Sunday, November 24, 2013

Bremer Cabinet - The Next Chapter

Wow Hickory is hard. I knew it was hard but I didn't know it was this hard.
Also it tears. As soon as there is a dive to the grain "shhhh-crugh!" (is that was a tear sounds like?).
Looks like I'm going to reacquaint myself with the cabinet scraper on this one.

Since last time, I have been breaking down the rough lumber, picking what pieces go where, and bringing those close to dimension.
Using the planer was a painfully slow and loud process on a count of the Hickory's hardness.
While I was edge gluing bits to make up the carcass components I worked on the door bending form pictured above. I got a little carried away with the thickness of it, but I'm sure it wont deform under clamping pressure. One could get away with a much thinner form when using a vac press but I'm just going the mechanical route.
I got some sheets of 1/8" Baltic Birch clamped on the form to make the door substrates and moved on to working the main carcass pieces.

Here I'm checking and adjusting the inside of the top, bottom, sides for flatness to make solid tight joints. What I have in my hand is a wooden straight-edge.

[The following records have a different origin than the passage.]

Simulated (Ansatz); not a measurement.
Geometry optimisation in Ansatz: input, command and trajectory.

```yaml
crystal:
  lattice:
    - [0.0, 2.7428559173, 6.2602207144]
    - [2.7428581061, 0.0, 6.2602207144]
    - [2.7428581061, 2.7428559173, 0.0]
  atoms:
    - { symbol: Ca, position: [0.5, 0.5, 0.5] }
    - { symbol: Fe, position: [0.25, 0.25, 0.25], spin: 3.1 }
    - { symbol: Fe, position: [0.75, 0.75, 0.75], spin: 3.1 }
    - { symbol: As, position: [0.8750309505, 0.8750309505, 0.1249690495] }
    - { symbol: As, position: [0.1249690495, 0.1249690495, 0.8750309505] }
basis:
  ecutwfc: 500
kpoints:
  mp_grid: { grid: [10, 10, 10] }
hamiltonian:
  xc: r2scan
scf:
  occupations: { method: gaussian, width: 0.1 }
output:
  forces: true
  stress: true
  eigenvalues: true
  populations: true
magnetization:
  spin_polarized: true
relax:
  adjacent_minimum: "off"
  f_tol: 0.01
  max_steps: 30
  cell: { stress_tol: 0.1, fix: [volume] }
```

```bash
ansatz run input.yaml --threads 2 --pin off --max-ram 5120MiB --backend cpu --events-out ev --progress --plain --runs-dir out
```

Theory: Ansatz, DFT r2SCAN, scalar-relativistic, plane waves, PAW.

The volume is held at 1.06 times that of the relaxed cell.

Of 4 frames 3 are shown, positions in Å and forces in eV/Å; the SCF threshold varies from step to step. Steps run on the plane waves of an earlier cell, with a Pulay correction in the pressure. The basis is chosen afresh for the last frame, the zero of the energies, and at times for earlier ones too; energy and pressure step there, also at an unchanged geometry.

Provided that you have stable wood, these are great tools! This kind of straight-edge is of a Japanese tradition, this particular tool was made by my bench-mate at IP, Daisuke Tanaka.
This one is made from amazingly tight grained Yellow Cedar, very stable. You can make them any size you want, and the wood edge wont mar your project. You just use one side as a straight edge, you check that against the other half for trueness, and use a hand plane to adjust. Might sound unfamiliar but they are very accurate.

finally for this installment I got to shaping the outsides of the sides. Being that this Hickory is a bit of a pain to work I tried to rough out the profile closely with a dado set on the table saw. Worked alright but my arms still got tired mighty tired from scraping, sharpening, scraping, sharpening, and scraping. In the end, it looks good.